The graph that is passed (src) will no longer be usable.

Parameters
srcthe graph to move.

◆ ~ModelLinkGraph()

regina::ModelLinkGraph::~ModelLinkGraph ( )
inline

Destroys this graph.

The ModelLinkGraphNode objects contained in this graph will also be destroyed.

Member Function Documentation

◆ canonicalPlantri()

std::string regina::ModelLinkGraph::canonicalPlantri ( bool  useReflection = true,
bool  tight = false 
) const

Outputs a text representation of this graph in a variant of the plantri ASCII format, using a canonical relabelling of nodes and arcs, and with optional compression.

This routine is similar to plantri(), but with two significant differences:

  • This routine does not preserve the labelling of nodes and the order of arcs around each node. Instead it reorders the nodes and arcs so that any two relabellings of the "same" planar embedding will produce the same canonicalPlantri() output. By "same" we allow for relabelling and isotopy (sliding the graph around the sphere); if the argument useReflection is true then we allow for reflection also.
  • If the argument tight is true, then this routine uses an abbreviated output format. The resulting compression is only trivial (it reduces the length by roughly 40%), but the resulting string is still human-parseable (though with a little more effort required). This compression will simply remove the commas, and for each node it will suppress the destination of the first arc (since this can be deduced from the canonical labelling).

Regardless of whether tight is true or false, the resulting string can be parsed by fromPlantri() to reconstruct the original graph. Note however that, due to the canonical labelling, the resulting graph might be a relabelling of the original (and might even be a reflection of the original, if useReflection was passed as true).

See plantri() for further details on the ASCII format itself, including the ways in which Regina's implementation of this format differs from plantri's for graphs with more than 26 nodes.

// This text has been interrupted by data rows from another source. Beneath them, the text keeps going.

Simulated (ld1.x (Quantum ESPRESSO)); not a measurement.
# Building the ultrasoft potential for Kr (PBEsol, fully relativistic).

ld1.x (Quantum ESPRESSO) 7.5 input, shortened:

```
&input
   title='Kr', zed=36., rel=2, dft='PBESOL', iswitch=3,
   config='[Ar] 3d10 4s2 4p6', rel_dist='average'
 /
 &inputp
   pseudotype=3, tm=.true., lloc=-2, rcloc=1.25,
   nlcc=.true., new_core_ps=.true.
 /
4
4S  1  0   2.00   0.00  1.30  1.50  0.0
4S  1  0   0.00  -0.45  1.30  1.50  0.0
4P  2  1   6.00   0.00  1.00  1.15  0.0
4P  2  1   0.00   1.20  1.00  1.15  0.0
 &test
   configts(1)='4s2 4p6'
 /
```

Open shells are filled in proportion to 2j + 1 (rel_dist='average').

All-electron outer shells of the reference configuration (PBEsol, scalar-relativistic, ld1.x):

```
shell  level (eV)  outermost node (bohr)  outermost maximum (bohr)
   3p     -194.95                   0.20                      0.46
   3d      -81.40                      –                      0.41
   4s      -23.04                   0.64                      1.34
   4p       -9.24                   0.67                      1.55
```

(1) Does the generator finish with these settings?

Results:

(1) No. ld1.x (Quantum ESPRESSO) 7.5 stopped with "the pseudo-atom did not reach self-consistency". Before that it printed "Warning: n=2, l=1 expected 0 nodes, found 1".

The running time for this routine is quadratic in the size of the graph.

Precondition
This graph is connected.
This graph has between 1 and 52 nodes inclusive.
The dual to this graph is a simple quadrangulation of the sphere. In particular, the dual must not have any parallel edges. Note that any graph that fails this condition will the model graph for a link diagram that is an "obvious" connected sum.
Exceptions
FailedPreconditionThis graph has more than 52 nodes.
Parameters
useReflectiontrue if a graph and its reflection should be considered the same (i.e., produce the same canonical output), or false if they should be considered different. Of course, if a graph is symmetric under reflection then the graph and its reflection will produce the same canonical output regardless of this parameter.
tightfalse if the usual plantri ASCII format should be used (as described by plantri() and fromPlantri()), or true if the abbreviated format should be used as described above.
Returns
an optionally compressed plantri ASCII representation of this graph.

◆ cells()

const ModelLinkGraphCells & regina::ModelLinkGraph::cells ( ) const
inline

Returns details of the cellular decomposition of the sphere that is induced by this graph.

This cellular decomposition will only be computed on demand. This means that the first call to this function will take linear time (as the decomposition is computed), but subsequent calls will be constant time (since the decomposition is cached).

Precondition
This graph is connected.
Returns
the induced cellular decomposition of the sphere.

◆ detail()

std::string regina::Output< ModelLinkGraph , false >::detail ( ) const
inherited

Returns a detailed text representation of this object.

This text may span many lines, and should provide the user with all the information they could want. It should be human-readable, should not contain extremely long lines (which cause problems for users reading the output in a terminal), and should end with a final newline. There are no restrictions on the underlying character set.

Returns
a detailed text representation of this object.

◆ findFlype()

std::pair< ModelLinkGraphArc, ModelLinkGraphArc > regina::ModelLinkGraph::findFlype ( const ModelLinkGraphArc from) const

Identifies the smallest flype that can be performed on this graph from the given starting location.

Here we use the same notation as in the three-argument flype() function, where you perform a flype by passing three arcs from, left and right. Read the flype() documentation now if you have not done so already; this includes a full description of the flype operation as well as diagrams with the arcs from, left and right clearly marked.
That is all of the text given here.